Review by Christy McGill.
Have you ever daydreamed about a different life? Perhaps one set in some sun-dappled, far-flung wine-making countryside where rows of grape vines bursting with perfect fruit are transformed with the help of your touch into magnificent wine? A better question might be—has anyone with even a cursory interest in wine actually not harbored this fantasy?
Eric Arnold, a 20-something former joke and copywriter decided to chuck it all, leave New York and take his version of that daydream to the next level. What resulted is First Big Crush: The Down and Dirty on Making Great Wine Down Under, a rollicking romp through one full year, harvest to harvest, in New Zealand’s Marlborough winemaking region. First Big Crush follows Arnold’s good natured quest to understand how his favorite wine to get drunk on, Sauvignon Blanc, gets from the vine to the bottle.
Arnold arrives for his big New Zealand adventure completely clueless, but also totally guileless and resolutely cheerful—which makes for a very entertaining guide for the general reader who wants to get a little virtual dirt under her fingernails, or, as it were, grape skins in his virtual underwear along the way. The book starts with Arnold’s procuring of an unpaid job at the Allan Scott Winery, a highly regarded maker of Sauvignon Blanc and also of Chardonnay, Riesling, and Pinot Noir. The author drops into the rural New Zealand outpost equipped with only a work visa and a poorly selected wardrobe. Arnold barely understands the difference between plonk and the good stuff, but is nevertheless immediately tossed into the winery’s stew of colorful people from cellar to field, as well as the dirty and often dangerous work that takes the veil off of winemaking.

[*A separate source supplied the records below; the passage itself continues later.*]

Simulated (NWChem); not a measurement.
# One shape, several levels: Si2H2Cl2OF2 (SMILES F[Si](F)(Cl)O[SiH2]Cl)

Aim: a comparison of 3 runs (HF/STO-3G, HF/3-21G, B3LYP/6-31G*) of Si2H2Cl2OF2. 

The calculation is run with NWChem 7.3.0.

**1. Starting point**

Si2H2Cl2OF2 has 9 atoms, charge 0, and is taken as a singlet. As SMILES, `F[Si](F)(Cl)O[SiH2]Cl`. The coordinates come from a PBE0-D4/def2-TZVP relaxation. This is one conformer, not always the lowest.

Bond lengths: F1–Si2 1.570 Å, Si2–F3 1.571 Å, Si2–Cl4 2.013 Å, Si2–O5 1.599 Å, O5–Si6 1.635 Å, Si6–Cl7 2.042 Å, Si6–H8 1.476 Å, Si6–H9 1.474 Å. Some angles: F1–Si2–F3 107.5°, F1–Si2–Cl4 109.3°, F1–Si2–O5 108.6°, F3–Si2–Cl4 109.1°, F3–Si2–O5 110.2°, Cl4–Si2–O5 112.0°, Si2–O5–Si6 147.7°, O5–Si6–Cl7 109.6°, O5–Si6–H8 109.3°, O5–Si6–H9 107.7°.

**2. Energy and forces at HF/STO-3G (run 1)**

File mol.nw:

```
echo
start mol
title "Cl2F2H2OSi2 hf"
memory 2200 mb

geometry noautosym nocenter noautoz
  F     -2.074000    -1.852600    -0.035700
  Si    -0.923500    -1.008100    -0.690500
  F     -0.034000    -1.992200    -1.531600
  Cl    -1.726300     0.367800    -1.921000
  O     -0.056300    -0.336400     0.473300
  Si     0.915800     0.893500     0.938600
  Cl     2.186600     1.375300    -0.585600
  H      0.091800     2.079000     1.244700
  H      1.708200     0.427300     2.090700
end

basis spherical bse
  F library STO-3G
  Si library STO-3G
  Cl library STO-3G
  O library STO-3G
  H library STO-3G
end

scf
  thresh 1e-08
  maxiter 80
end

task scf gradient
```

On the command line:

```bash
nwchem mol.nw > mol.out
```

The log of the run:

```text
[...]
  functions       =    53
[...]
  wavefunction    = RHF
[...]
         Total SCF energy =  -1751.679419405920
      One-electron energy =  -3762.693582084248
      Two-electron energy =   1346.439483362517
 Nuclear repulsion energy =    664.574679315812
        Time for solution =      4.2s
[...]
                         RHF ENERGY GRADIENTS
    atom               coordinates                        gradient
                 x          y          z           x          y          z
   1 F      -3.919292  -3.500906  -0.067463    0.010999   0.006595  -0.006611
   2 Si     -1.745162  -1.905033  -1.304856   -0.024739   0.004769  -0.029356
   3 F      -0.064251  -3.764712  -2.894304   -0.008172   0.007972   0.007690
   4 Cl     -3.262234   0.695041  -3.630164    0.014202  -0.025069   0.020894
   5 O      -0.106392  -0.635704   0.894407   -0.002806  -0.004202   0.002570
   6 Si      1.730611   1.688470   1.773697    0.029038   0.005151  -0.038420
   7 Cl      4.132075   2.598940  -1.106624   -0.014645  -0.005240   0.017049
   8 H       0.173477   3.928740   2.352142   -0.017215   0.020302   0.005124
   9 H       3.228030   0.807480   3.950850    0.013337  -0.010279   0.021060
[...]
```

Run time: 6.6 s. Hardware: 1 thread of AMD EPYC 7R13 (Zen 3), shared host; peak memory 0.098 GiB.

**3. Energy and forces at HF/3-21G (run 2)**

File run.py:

It’s a great concept—fish-out-of-water urban American parachutes into the land of rugby playing, pig hunting, heavy drinking, hard working rural New Zealand with only a vague idea about how wine is made. First Big Crush is a prose reality show where our fledgling protagonist endures every filthy, body breaking, frustrating, and hazardous element of the harvest, from the ABCs of pitchfork operation to the mind numbing and back destroying weeks spent pruning winter vines in the cold fields. Along the way we get a feel both for the endless hours and the all-hands-on-deck commitment to bring in the harvest and for the lusty, profane and fun-loving Kiwi winery culture that seems overloaded with testosterone, hard partying, and real dedication their work. Good times include wine country festivals where people eat sheep testicles and throw back shots of bull semen, and the kind of buddy frolics where bar brawls, womanizing and throwing up most mornings are all part of the season. Working hard and playing hard comprise the circle of life in Marlborough.
At first the author severely underestimates the incredible workload of the endeavor and its seemingly endless scope. But he hangs in there, managing to avoid major bodily harm, and the reader bumps along for the ride, wincing as Arnold learns firsthand, for example, of the fearsome, deadly force of a previously unthreatening must pump.
Arnold is at his best when digging into the real processes of a wine harvest. He writes with ease and clarity, whether describing the various types of vine caning methods in the winter months, the step-by-step progression of getting crop loads out of the field and through the winery’s crushing process in time, or the various techniques of fermenting and styles of winemaking. You feel like you know the folks who make the wine, fight and make up with each other, despair over raindrops and frost levels and work the very long, hard hours to keep the vines healthy and choose the time for picking each varietal practically to the minute.
The book should come with one warning label, however. Arnold is a funny guy, but his humor seldom transcends Early Frat Boy, which can become a distraction. Every ten pages or so the flow of his story is interrupted by a lazy joke involving body cavities; sexual organs; self-pleasuring; any kind of corporal violation to animal, vegetable or mineral imaginable; and throwing up, passing out, or relieving oneself anywhere and everywhere. Some of the jokes work, most of them clutter. Suffice it to say, one is best advised not to give First Big Crush to one’s mother in law.
The book is nicely peppered with local detail, including a host of New Zealand winemakers and personalities, and an interesting passage on what really goes on during wine rating and award competitions. The final chapters are among the most compelling. The author decides to apply for day-labor work in the vines for nebulous contractors who advertise in the paper, don’t check for visas and preside over their poorly paid charges under the blazing sun providing neither water nor sun protection. It’s a chilling moment in the narrative, conjuring America’s cotton picking history or any forced labor environment. One is reminded of the steep price field workers pay to keep agriculture going.
First Big Crush leaves the reader with an abiding respect for the particular constellation of forces—the people, ideas, science, tradition, blood, sweat and Mother Nature—that make great wine possible and the fantasy of it interesting to dispel. Unpretentious, fun and a refreshing departure from the glut of technical and stiffer titles on the wine category bookshelf, anyone thinking of freeing his or her inner winemaker should pick it up.
Eric Arnold, First Big Crush: The Down and Dirty on Making Great Wine Down Under, Scribner 2007, $18.00 (Hardcover).
Christy McGill is a California-based screenwriter and essayist writing about such serious matters as wine, food and the pursuit of the surfer’s life.